Vytautas Smetona http://vytautassmetona.comis a most interesting musician. He was born in Cleveland, Ohio, USA to parents who narrowly escaped the 1940 Soviet invasion of Lithuania. Vytautas’ grandfather, Antanas Smetona, was the last President of independent Lithuania. The family arrived and settled in the United States in 1941 after travelling through Germany, Portugal, and Brazil.
Vytautas Smetona’s principal teachers were his mother, Birute, and brother, Anthony both accomplished pianists. He studied theory and composition with the composer Starling Cumberworth (1915–1985).
Smetona made a successful New York debut in 1976 followed by three additional, well-received New York recitals. He made his London debut at Wigmore Hall in 1980 and performed a live recital over radio station WQXR in New York City. Among the orchestras with which he has appeared as piano soloist are the Baltimore Symphony, the Dallas Symphony, and the St. Louis Symphony. His recording debut, Vytautas Smetona plays Chopin Liszt, and Rachmaninoff was released in 1979 and was enthusiastically received.
His musical career was interrupted in March of 1983 after a final performance given at Xavier University in Cincinnati, Ohio. He returned to school, earned master’s degrees in mathematics and operations research and became a Fellow in the Society of Actuaries. He established a consulting firm but never lost touch with music.
Vytautas has a great interest in composing as well as performing, having written a number of works including his Canonic Variations and Fugue for strings, A Country Song and Fantasy for piano. In addition to his musical and professional accomplishments, Vytautas is a fitness and sports enthusiast. As a college tennis player, he participated in the N.C.A.A. Division III singles championship. After graduation, he was the top ranked men’s singles player in Northeastern Ohio and was ranked top ten in men’s singles in the Midwest.
After a prolonged absence Vytautas Smetona has once again become active in musical life.
Navona Records http://navonarecords.com have just released a new CD entitled All the Way Back featuring Smetona in works by Bach, Brahms, Chopin, Liszt, and Schumann as well as his own Capriccio in D major.
Vytautas Smetona has a great spring in his step as the various musical lines of his own Capriccio in D Major fairly tumble over each other in this Bach inspired piece.

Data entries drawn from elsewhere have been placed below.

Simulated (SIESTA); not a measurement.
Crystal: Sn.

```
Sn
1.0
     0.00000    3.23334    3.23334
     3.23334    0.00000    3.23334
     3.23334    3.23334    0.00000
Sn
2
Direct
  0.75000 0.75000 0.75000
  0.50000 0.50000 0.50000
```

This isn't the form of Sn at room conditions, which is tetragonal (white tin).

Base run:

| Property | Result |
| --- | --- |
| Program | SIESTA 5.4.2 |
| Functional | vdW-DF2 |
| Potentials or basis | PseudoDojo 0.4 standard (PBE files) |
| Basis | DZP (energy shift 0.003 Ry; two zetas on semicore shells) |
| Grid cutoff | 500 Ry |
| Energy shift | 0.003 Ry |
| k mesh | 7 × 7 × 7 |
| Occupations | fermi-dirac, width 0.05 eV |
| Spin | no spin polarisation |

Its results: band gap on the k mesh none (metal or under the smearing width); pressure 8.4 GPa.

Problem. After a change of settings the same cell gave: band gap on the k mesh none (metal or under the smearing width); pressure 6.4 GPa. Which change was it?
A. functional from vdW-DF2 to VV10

Bach proper arrives in the form of the Prelude and Fugue in C-Sharp Major, BWV 848 (Well-Tempered Clavier, Book 1: No. 3). What terrific drive Smetona brings to the prelude showing a terrific technique and fine clarity. The fugue shows a fine sense of form and structure. This really is fine Bach.
Brahms: Intermezzo in B-Flat Minor, Op. 117: No. 2 Smetona brings a dreamy flow to this piece. It is beautifully laid out with a lovely poise, allowing the music to develop so naturally. There is real poetry here, a lovely thoughtful presentation.
It is Smetona’s Schumann that simply knocked me flat. He brings terrific assurance to the opening of Durchaus phantastisch und leidenschaftlich vorzutragen of the Fantasie in C Major, Op. 17. Though very finely controlled this pianist seems charged with a great volatility, allowing full reign to Schumann’s emotional intensity. There are passages of withdrawn poetry in this very fine and personal Schumann where he follows every sudden turn of emotion. His playing is quite spellbinding.
He delivers a very fine Mässig. Durchaus energisch providing some beautifully light and buoyant playing as well as subtle changes of dynamics and tempi. Again this pianist brings a formidable power to many passages, fine rhythmic playing with such a fine technique and such a strong musical presence.
The final section, Langsam getragen. Durchweg leise zu halten, has a lovely flow, finely controlled tempi and dynamics, often holding a tension in the most poetic of passages. What power he brings as the music rises in strength.
This is really terrific Schumann.
Vast funereal chords open Liszt: Funérailles from Harmonies poétiques et religieuses, S. 173, given a formidable presence by Smetona as the music develops. This pianist carefully builds through quieter passages, every note seemingly counting, through moments of reflective thoughtfulness, building to moments of great power with some lovely pianistic flourishes. As the music develops there are some mighty passages played with a formidable presence before a terrific coda.
Vytautas Smetona brings a fine rhythmic panache to Chopin’s Mazurka in F minor, Op. 7 No. 3, such a light and free touch. There is more fine rhythmic spontaneity in the Mazurka in C-sharp minor, Op. 30 No. 4 giving it such a lovely lift.
Smetona gives us a deeply considered Nocturne in D-Flat major, Op. 27 No. 2 allowing the harmonies, textures and lines to be beautifully revealed. Perhaps this pianist’s rubato is not always as idiomatic as it could be but, as the music builds, he brings a real spontaneity.
With the Ballade No. 1 in G Minor, Op. 23 we have a finely balanced, beautifully developed performance. Smetona gives some terrific flourishes, often providing a real ‘billowing’ of sound bringing to mind Schumann’s vivid description of Chopin’s own playing. There is never a routine phrase here. This pianist brings a real volatility especially as he heads for the coda. A remarkable performance.
I was really pleased to receive this terrific disc from Navona. I would very much like to hear more from Smetona, particularly his Schumann.
Navona Records should be congratulated for allowing us to hear this fine pianist. The recording is made in a fine acoustic with excellent detail and there are informative booklet notes.